Using Global Mapper Script
Scripting has been a feature of Global Mapper since day one. It is useful for executing repetitive tasks or extensive workflows that don’t require data visualization and allows the user to create custom or batch processes that make use of the functionality built into Global Mapper. Often, larger or repeated workflows do not require visualization. In fact, visualizing data in the workspace and using manual input procedures can slow down some workflows, especially where a prescribed analysis process is to be completed on multiple files. In these situations, scripting a workflow in Global Mapper is an ideal way to increase workflow efficiency.
Global Mapper’s scripting language is easy to learn and use. With a comprehensive knowledge base containing all commands and parameters in Global Mapper Script, users new to scripting can easily automate and optimize workflows in the software. The traditional method of creating a script in Global Mapper required manual text entry, either from scratch or with a text editor. Scripting has been made more accessible with the addition of two new automatic script creation methods in v24. This blog will focus on Global Mapper’s native scripting language, for which the new v24 tools were built. More information about scripting methods in Python, the other available scripting language, can be found here.
The original way to create a script in Global Mapper (GM) is to manually type GM’s scripting language as a text file. The vast library of tools and settings gives users complete control over how their data is handled in the software. If you would like to learn how to create scripts from scratch, the Introduction to Scripting webinar from 2021 is a great place to start, you can access it by registering to view past webinars here. While this method hasn’t changed, it has been improved in new versions. The Script Editor was added in v23, allowing users to edit and run scripts from the interface; more on this will be covered later in this blog. On top of that, V24 has introduced two new ways to generate workflows or commands as scripts directly from the interface.

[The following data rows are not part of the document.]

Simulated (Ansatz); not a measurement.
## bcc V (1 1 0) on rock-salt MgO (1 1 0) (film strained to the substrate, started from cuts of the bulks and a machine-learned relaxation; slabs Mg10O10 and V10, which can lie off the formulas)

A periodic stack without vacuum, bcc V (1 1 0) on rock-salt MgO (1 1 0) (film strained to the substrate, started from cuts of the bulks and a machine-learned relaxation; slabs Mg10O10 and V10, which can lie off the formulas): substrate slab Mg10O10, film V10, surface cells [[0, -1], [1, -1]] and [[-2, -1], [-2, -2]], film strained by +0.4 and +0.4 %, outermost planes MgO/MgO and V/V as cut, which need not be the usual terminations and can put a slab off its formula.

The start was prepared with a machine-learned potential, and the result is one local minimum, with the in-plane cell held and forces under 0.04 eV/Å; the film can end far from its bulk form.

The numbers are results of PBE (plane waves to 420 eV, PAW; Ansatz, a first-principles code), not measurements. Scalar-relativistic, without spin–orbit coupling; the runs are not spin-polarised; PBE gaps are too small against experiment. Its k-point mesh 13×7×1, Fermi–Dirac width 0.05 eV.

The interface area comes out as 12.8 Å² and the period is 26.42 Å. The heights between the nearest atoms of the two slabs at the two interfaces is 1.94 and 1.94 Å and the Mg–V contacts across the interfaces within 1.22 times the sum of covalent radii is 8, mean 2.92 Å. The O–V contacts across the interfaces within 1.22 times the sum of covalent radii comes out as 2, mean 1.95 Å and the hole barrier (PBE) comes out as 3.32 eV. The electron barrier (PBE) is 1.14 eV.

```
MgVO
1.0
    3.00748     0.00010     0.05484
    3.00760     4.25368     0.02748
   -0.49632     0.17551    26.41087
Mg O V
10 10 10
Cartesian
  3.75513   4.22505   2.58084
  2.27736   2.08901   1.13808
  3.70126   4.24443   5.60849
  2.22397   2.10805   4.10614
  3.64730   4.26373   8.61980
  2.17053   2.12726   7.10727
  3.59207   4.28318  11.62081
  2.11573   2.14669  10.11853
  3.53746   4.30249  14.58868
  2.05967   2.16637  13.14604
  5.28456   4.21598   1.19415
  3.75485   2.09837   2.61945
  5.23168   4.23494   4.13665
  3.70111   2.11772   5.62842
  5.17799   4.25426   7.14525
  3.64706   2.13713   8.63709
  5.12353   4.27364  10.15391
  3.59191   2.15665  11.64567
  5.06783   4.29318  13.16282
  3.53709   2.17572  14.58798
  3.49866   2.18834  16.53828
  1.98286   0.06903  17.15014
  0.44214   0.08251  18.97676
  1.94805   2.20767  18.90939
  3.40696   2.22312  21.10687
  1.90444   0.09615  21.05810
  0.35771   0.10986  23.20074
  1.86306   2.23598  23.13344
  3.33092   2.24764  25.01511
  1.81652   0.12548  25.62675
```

A more accessible way to create a script is to use the Script Builder option from the File menu. The Script Builder tool will record actions taken in the Global Mapper interface as Global Mapper Script commands, and list them in the Script Builder Dialog. Once recorded, you can edit the commands and export them to a Global Mapper script file. This is incredibly useful as it doesn’t require knowledge of Global Mapper’s scripting language. It can import files, or directories of files, execute commands, etc. to fulfill a workflow.
Here’s an example workflow, where a lidar file was imported, gridded with the Elevation Tool, and exported as a grid file. Specific variables for each command can be edited in the right-click menu. This script can be saved as a .gms file to be opened in the Script editor for editing or troubleshooting, expansion and elaborating, or even to simply run it independently.
Another way to generate tool commands is to copy them directly from the Script Builder dialog using the new Copy Script button located at the bottom of the dialog in applicable tools. This copied script will contain all of the settings specified in the dialog, and can be loaded into the script editor for fine-tuning, or to adjust to new datasets.
To run a script file, you can double-click on the gms file without opening Global Mapper, execute it from the File > Run Script option, or load it into the Script Editor tool.
Once generated, scripts can be tailored to different workflows and datasets. The Script Editor is a built-in tool to assist with this, as it can be used to create, view, edit, and run scripts in Global Mapper. One of the benefits of using this tool is Syntax Coloring which makes the text easier to read. This tool can, of course, run complete workflows, but it also gives you the ability to run a single command on data that’s already loaded in the workspace.
Scripts can be repurposed to new datasets and files by changing the path names and some data-specific settings. For example, let’s look at this contour script generated from the Copy Script option in the Generate Contours tool. You can change the file path, or add a file directory. When changing files, you may need to adjust some settings to fit the new data. Here in the contour tool, the elevation range is automatically calculated to fit the max and min of the loaded data. If we change the file, and thus change the elevation range, the script would not give a desirable output. For this tool, we can remove this variable, and Global Mapper will use the default value, that is, the max and min values for the file at hand.